Re: [PATCH v1 1/2] driver core: fw_devlink: Add support for FWNODE_FLAG_BROKEN_PARENT

From: Saravana Kannan
Date: Tue Aug 31 2021 - 15:27:12 EST


On Tue, Aug 31, 2021 at 6:16 AM Andrew Lunn <andrew@xxxxxxx> wrote:
>
> > > I must admit, my main problem at the moment is -rc1 in two weeks
> > > time. It seems like a number of board with Ethernet switches will be
> > > broken, that worked before. phy-handle is not limited to switch
> > > drivers, it is also used for Ethernet drivers. So it could be, a
> > > number of Ethernet drivers are also going to be broken in -rc1?
> >
> > Again, in those cases, based on your FEC example, fw_devlink=on
> > actually improves things.
>
> Debatable. I did some testing. As expected some boards with Ethernet
> switches are now broken.

To clarify myself, I'm saying the patch to parse "ethernet" [8] will
make things better with fw_devlink=on for FEC. Not sure if you tested
that patch or not.

And yes, "phy-handle" will make things worse for switches because it
has two issues that need to be fixed. One is this deferred probe thing
for which I gave a patch in the previous email and the other is what
Marek reported (fix in the works). So can you revert "phy-handle"
support and test with [8] and you should see things be better with
fw_devlink=on.

[8] - https://lore.kernel.org/netdev/CAGETcx9=AyEfjX_-adgRuX=8a0MkLnj8sy2KJGhxpNCinJu4yA@xxxxxxxxxxxxxx/

> Without fw_devlink=on, some boards are not
> optimal, but they actually work. With it, they are broken.
>
> I did a bisect, and they have been broken since:
>
> ea718c699055c8566eb64432388a04974c43b2ea is the first bad commit
> commit ea718c699055c8566eb64432388a04974c43b2ea
> Author: Saravana Kannan <saravanak@xxxxxxxxxx>
> Date: Tue Mar 2 13:11:32 2021 -0800
>
> Revert "Revert "driver core: Set fw_devlink=on by default""
>
> This reverts commit 3e4c982f1ce75faf5314477b8da296d2d00919df.
>
> Since all reported issues due to fw_devlink=on should be addressed by
> this series, revert the revert. fw_devlink=on Take II.
>
> Signed-off-by: Saravana Kannan <saravanak@xxxxxxxxxx>
> Link: https://lore.kernel.org/r/20210302211133.2244281-4-saravanak@xxxxxxxxxx
> Signed-off-by: Greg Kroah-Hartman <gregkh@xxxxxxxxxxxxxxxxxxx>
>
> drivers/base/core.c | 2 +-
> 1 file changed, 1 insertion(+), 1 deletion(-)
>
> So however it is fixed, it needs to go into stable, not just -rc1.

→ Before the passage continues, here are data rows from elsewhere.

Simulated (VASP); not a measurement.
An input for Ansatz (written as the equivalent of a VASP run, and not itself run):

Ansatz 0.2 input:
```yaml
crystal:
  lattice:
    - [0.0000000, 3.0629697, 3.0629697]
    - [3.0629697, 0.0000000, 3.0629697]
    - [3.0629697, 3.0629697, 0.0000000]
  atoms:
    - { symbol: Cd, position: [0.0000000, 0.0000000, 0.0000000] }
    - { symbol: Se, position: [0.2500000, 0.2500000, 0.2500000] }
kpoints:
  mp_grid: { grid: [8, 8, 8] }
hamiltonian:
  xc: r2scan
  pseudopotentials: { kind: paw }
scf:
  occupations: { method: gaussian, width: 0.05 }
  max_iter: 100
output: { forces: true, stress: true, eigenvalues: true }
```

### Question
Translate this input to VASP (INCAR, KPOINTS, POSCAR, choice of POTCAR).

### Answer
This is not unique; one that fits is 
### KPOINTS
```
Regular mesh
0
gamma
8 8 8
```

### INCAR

Not sure what was the tip of the tree with which you bisected. For
example, if phy-handle broke things, bisect could still point at this
patch above depending on whether the first bisect is good/bad. Because
reverting this patch effectively disabled phy-handle parsing too.

To be clear, I'm not saying things aren't broken. I'm just pointing
out some nuances with the bisect that we need to be aware of.

> > Again, it's not a widespread problem as I explained before.
> > fw_devlink=on has been the default for 2 kernel versions now. With no
> > unfixed reported issues.
>
> Given that some Ethernet switches have been broken all that time, i
> wonder what else has been broken? Normally, the kernel which is
> release in December becomes the next LTS. It then gets picked up by
> the distros and more wide spread tested. So it could be, you get a
> flood of reports in January and February about things which are
> broken. This is why i don't think you should be relying on bug
> reports, you should be taking a more proactive stance and trying to
> analyse the DTB blobs.

As I mentioned earlier, just looking at DTB doesn't tell me much
because the driver could still be fine depending on how it's written.
Also, I don't have an easy way to do this. If I find a way, I'll do
it.

Btw, most bug reports that have been raised have been fixed with
generic fixes that address general DT patterns. For example,
fw_devlink has cycle detection built in, has support for devices that
never get probed, etc. Enabling fw_devlink=on and handling bug reports
with generic fixes has worked well so far to get fw_devlink to where
it is today. I've tried to be very quick in responding to fw_devlink
issues -- and that has worked out so far and hopefully it'll continue
to work out.

> I will spend some time trying out your proposed fix. See if they are a
> quick fix for stable.

Thanks for testing it out. And worst case, we'll revert phy-handle support.


-Saravana